Can a referendum be won?

Martin Shipton follows up yesterday's Western Mail article in which Monmouth Tory MP, David Davies vowed to set up a cross-party 'No!' campaign to prevent more powers being devolved to the Welsh Assembly.

He includes a statement made on behalf of Labour and Plaid Ministers in which they play up splits in the Tory party and acknowledge that a 'Yes!' campaign will be needed, but when they are ready and not before. This is not a government that will tolerate free-thinking on the part of the Welsh political establishment or allow activists to go their own way.

The government's enthusiasm to control the whole process from start to end would make any dictator blush but it could also be the undoing of the 'Yes!' campaign. The danger of this approach is that their control-freakery will alienate key allies and leave Labour and Plaid Cymru isolated in an emasculated campaign. I cannot see a 'Yes!' campaign made up of mostly Labour and Plaid Cymru politicians appealing to wavering voters, particularly when Labour themselves will be divided and at a time when Plaid have rediscovered the 'I-word'.

More seriously, the success of any 'Yes!' campaign is threatened by the reaction of senior Tories to David Davies' outburst. Not only are the welsh Conservatives fatally divided on this issue but their most senior Welsh members are flaunting it as a virtue.

Glyn Davies writes on his blog that he supports full law-making powers for the Welsh Assembly in already devolved subject areas. He goes onto say however that he 'probably wouldn't join any cross-party Yes campaign'. Welsh Tory leader Nick Bourne goes further in distancing himself from David Davies, however he too is instinctively against a cross-party 'Yes!' campaign:

I think it important at the moment that we don’t indulge in cross-Party activities with the Labour Party (or for that matter other parties) on whatever issue as we should be focussing our attention on the general election and focussing our fire on the mess Labour has made of our country.

The question that has to be asked is are those Tories who say that they want more powers sincere in that belief? It is a valid question because the Welsh Conservatives have form on this.

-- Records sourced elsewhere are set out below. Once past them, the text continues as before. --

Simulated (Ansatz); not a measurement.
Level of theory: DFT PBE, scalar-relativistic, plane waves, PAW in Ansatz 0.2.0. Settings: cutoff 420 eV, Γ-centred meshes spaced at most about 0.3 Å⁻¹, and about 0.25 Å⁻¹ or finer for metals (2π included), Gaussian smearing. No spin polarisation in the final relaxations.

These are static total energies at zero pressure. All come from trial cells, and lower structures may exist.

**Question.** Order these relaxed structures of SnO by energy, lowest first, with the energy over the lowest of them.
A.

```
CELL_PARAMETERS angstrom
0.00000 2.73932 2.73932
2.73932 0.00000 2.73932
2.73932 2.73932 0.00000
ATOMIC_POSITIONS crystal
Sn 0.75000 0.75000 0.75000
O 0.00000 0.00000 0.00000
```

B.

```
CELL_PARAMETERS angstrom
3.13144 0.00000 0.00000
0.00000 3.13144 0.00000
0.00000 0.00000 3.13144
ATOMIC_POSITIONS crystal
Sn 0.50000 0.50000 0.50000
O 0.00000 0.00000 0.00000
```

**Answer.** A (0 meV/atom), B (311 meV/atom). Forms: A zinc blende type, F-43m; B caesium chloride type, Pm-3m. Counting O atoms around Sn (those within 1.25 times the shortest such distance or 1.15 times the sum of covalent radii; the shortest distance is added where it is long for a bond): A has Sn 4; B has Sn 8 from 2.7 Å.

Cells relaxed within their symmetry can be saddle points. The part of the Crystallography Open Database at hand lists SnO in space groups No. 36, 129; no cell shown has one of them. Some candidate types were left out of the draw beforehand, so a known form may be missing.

They drafted their Assembly manifesto so as to make a non-Labour coalition government easier, including the commitment to a referendum and a nod to proportional representation for local government. However, when it came to the crunch and they were asked to vote to give the Assembly the powers to implement their own manifesto commitment on local government they bottled it and sat on their hands. Now they are backing away from any action that might give the Assembly the powers that they say it needs.

Let us be under no illusion, if we are to secure a 'Yes!' vote in a referendum we need the Tories. The 'Yes!' campaign must be genuinely cross party to balance out the opposition. We need the Tories help in winning over enough of their voters to secure a positive result and we need the strength of their arguments as converts to the cause to convince floating voters to come out and cast their ballot in the right way.

If the Tories are backing away from this commitment and if Labour and Plaid are determined to lock themselves in a dark room and pretend that it will all come good on the night, no matter what the evidence to the contrary, then I fear that a referendum cannot be won in the short-term.

Surely it is incumbent on all parties to act in the interests of Wales and put this posturing to one side so as to get together to plot a way forward. If they do not do so soon then I fear that this opportunity will be lost. Another may not present itself for some time.
I find this quite an odd post in many aspects. I fully agree with your views on the Tories it certainly does appear that they are backing away from any commitment and they were just paying lip service to the idea to steal some voters. However the One Wales Gov have created a convention to seek other peoples ideas and engage with all parties. How does that reflect that they wish to isolate themselves?
I don't see why not wanting to be part of some cross-party campaign should question my commitment to a law making Assembly. I don't think I've ever joined one of these sort of campaigns. I didn't join the No campaign in 1997 for example. I feel that I'm able to do more for a cause by saying what I think as an individual. I realise that you feel an organised campaign, backed up by a constitution perhaps is crucial, and it seems that you believe anyone who doesn't want to join in is not supportive of the cause - a sort of 'If you're not with us, you're against us' attitude. Peter, we all do things in our own way. You may criticise my tactics, but not my commitment.
Glyn: I do not question your personal commitment but I do think that the lack of engagement by the Welsh Tories in a 'Yes!' campaign makes its success less likely. Perhaps you should reflect on that.

Anon: The idea that the creation of a convention represents progress is laughable. It is displacement activity to prevent Labour having to implement its commitment and to save face for Ieuan Wyn Jones when that happens. I cannot see how anything it does will make a 'Yes' vote more likely. We have done a lot of listening and consulting in the immediate past, what is needed now is to persuade and campaign.
Peter I am not saying the convention is designed to make a Yes vote more likly. You say that Labour and Plaid are trying to isolate themselves. I simply ask the question of how you come to that assumption given they have created a convention spesifically to hear the views of all parties. That to me would suggest the opposite in terms of engaging with people?
What I in fact said was that Labour and Plaid are seeking to control the terms of the debate and that in doing so they are pushing other parties away. It is in that sense that they are isolating themselves. I cannot see how the convention will reverse that process. It is a talking shop that does not have the support of political party outside of the two in government.